- Minnesota is the latest state to end degree requirements for the vast majority of state government jobs. Gov. Tim Waltz recently signed Executive Order 23-14, focused on improving access to and retention within state employment.
- By the end of January 2024, state agencies will receive guidance on the hiring process to emphasize skills and work experience as work qualifications over degrees in jobs where degrees or certifications are not required by law. Agencies are told to “provide alternative pathways to qualification whenever possible.”
- “So long as there are unnecessary barriers to state employment opportunities, the state will not be well positioned to recruit, advance and retain the workforce needed to deliver uninterrupted, high quality, and effective services and programs to Minnesotans,” the executive order reads.
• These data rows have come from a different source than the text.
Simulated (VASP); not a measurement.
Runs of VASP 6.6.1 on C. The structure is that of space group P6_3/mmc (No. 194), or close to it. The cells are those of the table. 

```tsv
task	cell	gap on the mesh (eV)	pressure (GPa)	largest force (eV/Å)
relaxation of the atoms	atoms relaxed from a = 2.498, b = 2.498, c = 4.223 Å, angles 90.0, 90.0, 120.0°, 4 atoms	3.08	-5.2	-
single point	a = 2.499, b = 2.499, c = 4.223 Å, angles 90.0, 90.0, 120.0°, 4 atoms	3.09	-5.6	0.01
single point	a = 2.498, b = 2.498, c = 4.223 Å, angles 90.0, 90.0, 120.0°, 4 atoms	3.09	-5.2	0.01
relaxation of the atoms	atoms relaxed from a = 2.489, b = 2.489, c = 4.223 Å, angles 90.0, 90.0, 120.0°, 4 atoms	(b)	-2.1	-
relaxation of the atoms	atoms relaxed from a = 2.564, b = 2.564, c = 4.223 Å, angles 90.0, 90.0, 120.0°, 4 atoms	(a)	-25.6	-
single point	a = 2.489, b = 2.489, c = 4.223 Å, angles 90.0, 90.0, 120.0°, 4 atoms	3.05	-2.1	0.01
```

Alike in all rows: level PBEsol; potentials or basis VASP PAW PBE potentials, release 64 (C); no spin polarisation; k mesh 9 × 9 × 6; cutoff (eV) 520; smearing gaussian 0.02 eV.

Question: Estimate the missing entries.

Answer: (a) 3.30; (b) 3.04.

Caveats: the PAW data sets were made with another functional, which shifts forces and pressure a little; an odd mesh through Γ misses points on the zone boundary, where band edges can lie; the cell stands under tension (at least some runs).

Minnesota joins a slew of states, including Alaska, Pennsylvania, Utah and Virginia, ending four-year degree requirements for certain government jobs. The push is in part to open up jobs to a wider talent pool — especially as hiring challenges continue to plague state and local governments.
To improve recruiting and retention, some state and local governments have pushed to build clear career pathing and better training opportunities, one expert previously told HR Dive.
Other studies have shown that many job postings require degrees when degrees are likely not a good evaluation of the skills required for the job, a Bain & Co., OneTen and Grads of Life report found. Focusing on job skills instead may open up jobs to a more diverse pool of applicants, the report noted.
And increasingly, many Americans are skeptical of the value of a four-year degree, other polls have shown.